Religion is one of the oldest and most sacred traditions of the human species. Though founded in different periods of time, Christianity and Buddhism have shaped cultures and have had a great influence on customs and beliefs of people all around the world. These two religions are very different in their beliefs and practices but they seem to have a very similar underlying pattern of diffusion. They were each inspired by a single dominant leader, Siddhartha Gautama and Jesus Christ, who sought to bring hope to their communities. While Buddhism started in India and Christianity started in the Mediterranean, both religions extended their reach though trade routes. The followers of Christianity and Buddhism were taught to obey certain laws which affected their lives differently. The growth and acceptance of Buddhism and Christianity evolved differently for each religion as they spread across geographic, political, and cultural boundaries. The diffusion of both Christianity and Buddhism during the classical period was accelerated by powerful political leaders as well as trade routes but the resulting social developments and geographical spread outside each religion’s origin diverge significantly.

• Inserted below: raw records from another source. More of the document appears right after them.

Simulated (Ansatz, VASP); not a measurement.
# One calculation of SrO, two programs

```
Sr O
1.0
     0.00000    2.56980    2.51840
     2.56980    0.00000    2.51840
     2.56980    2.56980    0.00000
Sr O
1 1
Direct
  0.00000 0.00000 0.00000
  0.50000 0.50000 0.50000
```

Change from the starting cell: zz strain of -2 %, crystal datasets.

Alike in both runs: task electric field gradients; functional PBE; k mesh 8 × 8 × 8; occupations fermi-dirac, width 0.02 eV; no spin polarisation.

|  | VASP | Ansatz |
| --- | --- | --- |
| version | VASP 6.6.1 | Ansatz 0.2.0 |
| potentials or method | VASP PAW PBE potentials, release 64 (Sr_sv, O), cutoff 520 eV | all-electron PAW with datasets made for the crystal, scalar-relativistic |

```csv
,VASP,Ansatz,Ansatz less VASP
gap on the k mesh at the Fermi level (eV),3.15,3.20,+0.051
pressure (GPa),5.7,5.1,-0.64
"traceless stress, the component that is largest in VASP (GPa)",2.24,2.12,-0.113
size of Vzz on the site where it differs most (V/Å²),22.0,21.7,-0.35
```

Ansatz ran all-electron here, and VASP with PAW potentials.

Both Christianity and Buddhism spread in the Classical Era because they had powerful political leaders. In the case of Christianity, Gregory the Wonderworker and Paul of Tarsus were influential political leaders who spread the religion. Gregory the Wonderworker created many prolific writings and was a very influential speaker. Gregory also popularized Christianity in Central Anatolia in the mid-third century CE by making it a popular religion of salvation in the Roman Empire. Another strong Christian political leader, Paul of Tarsus, who was a Jew from Anatolia, taught Christianity in a way that attracted the urban masses. Similar to Christianity, Buddhism was also disseminated through strong political leaders, such as Ashoka and Siddhartha Gautama. Ashoka was an Indian Emperor of the Maurya dynasty. After the Kalinga War, which displaced and killed thousands of people, Ashoka converted to Buddhism and proceeded to spread it across Asia. He also played an important role by establishing monuments to honor the Buddha, therefore garnering many additional follows for Buddhism. Siddhartha, also known as "the enlightened one" and the Buddha, formed the foundations of Buddhism. The Buddha taught in Nepal and influenced people to become monks and disseminated the Buddhist religion throughout northern India. Buddha delivered his message with a living understanding to embrace everyone and a deep concern for the poor and the oppressed. While Christianity and Buddhism had different political leaders, both rulers helped create, influence and proliferate their religions.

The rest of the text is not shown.